Perspectives on the Financial Crisis

A Hoover Press book edited by Martin Baily and John Taylor collects articles about the financial crisis. The contributions in “Across the Great Divide: New Perspectives on the Financial Crisis” include (with links to PDF files):

Dangers of Deflation

The Economist worries about deflation, specifically in the Euro area. The central passages are:

Central bankers can no longer set real (that is, inflation-adjusted) interest rates low enough to restore demand. Wages, incomes and tax revenue all stall, undermining the ability of households, businesses and governments to pay their debts—debts which, in real terms, will grow more burdensome under deflation.

… bad deflation results when demand runs chronically below the economy’s capacity to supply goods and services, leaving an output gap. That prompts firms to cut prices and wages; that weakens demand further. Debt aggravates the cycle: as prices and incomes fall, the real value of debts rise, forcing borrowers to cut spending to pay down their debts, which ends up making matters worse.

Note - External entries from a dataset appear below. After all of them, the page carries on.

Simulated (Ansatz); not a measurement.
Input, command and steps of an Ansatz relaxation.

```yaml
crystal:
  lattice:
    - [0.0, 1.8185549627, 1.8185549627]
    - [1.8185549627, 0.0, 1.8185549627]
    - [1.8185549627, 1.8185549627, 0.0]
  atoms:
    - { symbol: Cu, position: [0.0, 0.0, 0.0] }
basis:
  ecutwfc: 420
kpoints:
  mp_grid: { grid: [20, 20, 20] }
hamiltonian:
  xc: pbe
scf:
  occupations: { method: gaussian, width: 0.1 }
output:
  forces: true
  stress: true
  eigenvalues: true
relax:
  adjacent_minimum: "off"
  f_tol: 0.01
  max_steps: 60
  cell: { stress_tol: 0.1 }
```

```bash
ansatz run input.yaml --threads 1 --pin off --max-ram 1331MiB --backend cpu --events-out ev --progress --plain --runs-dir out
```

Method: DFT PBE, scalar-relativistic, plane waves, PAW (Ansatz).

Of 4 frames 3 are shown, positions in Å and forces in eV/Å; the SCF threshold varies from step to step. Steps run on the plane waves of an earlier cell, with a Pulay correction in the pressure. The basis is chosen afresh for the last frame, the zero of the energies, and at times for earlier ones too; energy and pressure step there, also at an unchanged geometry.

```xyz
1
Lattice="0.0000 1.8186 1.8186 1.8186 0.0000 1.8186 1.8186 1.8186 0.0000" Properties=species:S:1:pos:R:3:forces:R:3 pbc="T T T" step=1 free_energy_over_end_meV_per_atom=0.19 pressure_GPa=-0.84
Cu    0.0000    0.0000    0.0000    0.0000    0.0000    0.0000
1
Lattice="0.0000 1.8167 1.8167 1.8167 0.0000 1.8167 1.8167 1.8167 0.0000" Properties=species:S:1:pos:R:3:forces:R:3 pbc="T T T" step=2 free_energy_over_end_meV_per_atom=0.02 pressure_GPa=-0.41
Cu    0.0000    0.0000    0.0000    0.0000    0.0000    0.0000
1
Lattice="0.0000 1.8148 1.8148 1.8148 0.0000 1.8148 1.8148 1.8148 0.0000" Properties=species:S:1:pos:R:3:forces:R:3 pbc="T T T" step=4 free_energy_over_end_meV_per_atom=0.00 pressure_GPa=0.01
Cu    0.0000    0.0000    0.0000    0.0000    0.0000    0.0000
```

Conference on “Law and Economics” with Focus Session on “Bank Resolution” at the Study Center Gerzensee

Joint with CEPR, the Study Center Gerzensee organised a conference on law and economics. The program can be viewed here and papers can be downloaded from CEPR’s website. The focus session on bank resolution featured contributions by

  • Patrick Bolton and Jeffrey Gordon (paper)
  • Martin Hellwig (paper, slides)
  • Mathias Dewatripont (slides)
  • Gerard Hertig
  • Wolf-Georg Ringe (paper)
  • Paul Tucker (paper)

In his talk, Jeff Gordon explained how Dodd-Frank extends the FDIC’s resolution technology from the 1930s to “non-banks” that engage in banking business. Dodd-Frank establishes an “Orderly Liquidation Authority” and in title II a “Single Point of Entry” by putting a holding company (topco) into receivership. The objective is to minimise disruption costs for large institutions, to preserve the going-concern value of the company and to avoid collateral damage. Single point of entry also helps resolve cross-border issues. No comparable institutional framework is available in the EU. In the crisis, US authorities implemented ad-hoc alternatives to bankruptcy: Mergers (which require the approval of shareholders and therefore make it hard to wipe out the target’s shareholders) worked for Bear Stearns (JPMorgan Chase, Maiden Lane, Fed) but not for Lehman Brothers (Barclays, Fed) because the UK authorities refused to waive Barclays shareholder approval, fearing fiscal implications. Recapitalisation with third party funds (Fed) in the case of AIG also required shareholder approval and protected creditors and counter-party claims.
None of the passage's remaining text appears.